Born In Flamez Break Down Their Bold ‘Impossible Love’ EP

Romcoms will never be the same 
Born in Flamez

"When I started working on Impossible Love," explains Born In Flamez, "I wanted to write a concept album—a 35-minute song with a very long narrative. These three-minute songs came out of me instead, one by one, and at one point, I gave in and scrapped the concept." 

That doesn't mean the wildly experimental 22-minute EP is devoid of deeply woven ideas now; quite the opposite, actually. Lyrics are lifted from far-too-familiar rom-com scripts, setting the stage for a striking examination of "queer love in the current political climate" and how "the constant pressure of hypercapitalism crescendos in an impotence of actual contact." 

Or to put it another way, does anyone really feel loved in the Tinder Age? Listen and learn in the exclusive feature below, which pairs a complete stream of Born In Flamez's new record with the stories behind their bold not-quite-pop songs....
I started writing "Fear Anger Love" in Mexico City last year. The first version of the sketch was called "Ambient Footwork." I had a couple of stems lying around from a writing session with the U.S. noise band HEALTH and was messing around with them. You can still hear a bit of that in the beginning of the track; it was a much more aggressive song at first. But back in Berlin, it became this warped kind of love song, where I improvised vocals against the beat. I really love it now because it encompasses so many different emotions at the same time.
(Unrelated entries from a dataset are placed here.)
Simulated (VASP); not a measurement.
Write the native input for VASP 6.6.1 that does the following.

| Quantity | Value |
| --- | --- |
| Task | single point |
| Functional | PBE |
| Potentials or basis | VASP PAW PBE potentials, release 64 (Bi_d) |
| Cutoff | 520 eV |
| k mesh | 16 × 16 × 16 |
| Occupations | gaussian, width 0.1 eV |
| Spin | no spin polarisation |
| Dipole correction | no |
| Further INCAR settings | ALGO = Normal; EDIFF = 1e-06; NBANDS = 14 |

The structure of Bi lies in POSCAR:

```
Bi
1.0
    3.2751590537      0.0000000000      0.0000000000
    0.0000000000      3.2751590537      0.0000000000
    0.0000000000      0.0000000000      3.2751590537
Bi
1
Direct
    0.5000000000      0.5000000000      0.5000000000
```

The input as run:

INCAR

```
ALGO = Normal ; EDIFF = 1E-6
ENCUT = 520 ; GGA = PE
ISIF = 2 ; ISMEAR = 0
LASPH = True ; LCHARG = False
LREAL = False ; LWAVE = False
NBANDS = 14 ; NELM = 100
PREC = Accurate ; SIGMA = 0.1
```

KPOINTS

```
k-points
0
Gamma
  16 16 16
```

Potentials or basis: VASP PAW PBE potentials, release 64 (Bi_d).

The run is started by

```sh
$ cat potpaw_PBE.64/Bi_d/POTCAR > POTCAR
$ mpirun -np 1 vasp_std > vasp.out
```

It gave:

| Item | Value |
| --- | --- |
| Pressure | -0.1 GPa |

"Talking to the White Noise" is a phrase I borrowed from the book The New Fuck You: Adventures in Lesbian Reading. It was meant as an instrumental at first, but I started humming this melody after listening to a Frank Ocean song and it came out with this monumental stalker phrase. I've had so many people telling me they were the right one for me and how long they should wait until I realized. WTF! It is peculiar how love for some people can be about only themselves.

I worked on "Binary Beast" for over a year. I wanted to combine something melodic with this really hard beat I had made. Not to show off a dichotomy, but rather to emphasize how a lot of differences/oppositions can coexist within the same song and/or being. I had been talking to Grasps a long time about a collab, so I sent him this song and he completed it in no time. I love how it turned out—exactly how I heard it in my head.
Born in Flamez
"Imperfect Core" came out of an improv session on my new keyboard. I recorded the whole thing in one take. I don't think I've ever finished a song that fast before. I think it sounds like how I feel like most of the time—self-conscious of my flaws way too much, but still going.

"Body 2 Mind" also had a million different shapes. I started it on a train ride, when I was improvising with rhythmic breaks. I wanted to combine unexpected rhythmic textures into smth where you dont feel them. It comes across like a pop song, but it's actually really intricate. It’s a technique I had already worked with on "50 Down" and am also using in "Riding the Ravine." It’s about that moment during sex when you kind of wake [up] and become self-conscious and awkward for a moment, realizing how most of what happens is in your head... but if you actually start thinking it ruins it all.
The structure for "Symphony of Tinder Hacks" was smth I had started for "One Eye Blind," my contribution to the Uniti compilation Reclaiming the Void. I love working with lots of changes, and my fave part here is how the symphonic choir arrangements make way for that unnerving siren and then that super generic trance line just leads you into nowhere. It’s a reflection on all the awkward products of dating today.

"Riding the Ravine" started as a remix for a track by my friend Avbvrn. I had wanted to use a 3/4 beat, (bc it's such a weird, and kind of silly-sounding, rhythmic pattern) and place it in a grid of 4/4 melodies for a bit of time. It worked out perfectly with Ian's little harp melody as a starting point. The track is another example of the kind of polyrhythmic textures I like to use—creating something rather offsetting, but most of the time very narrative. It could also have been called "Commitment"—smth that seems simple but is as intricate as loving oneself.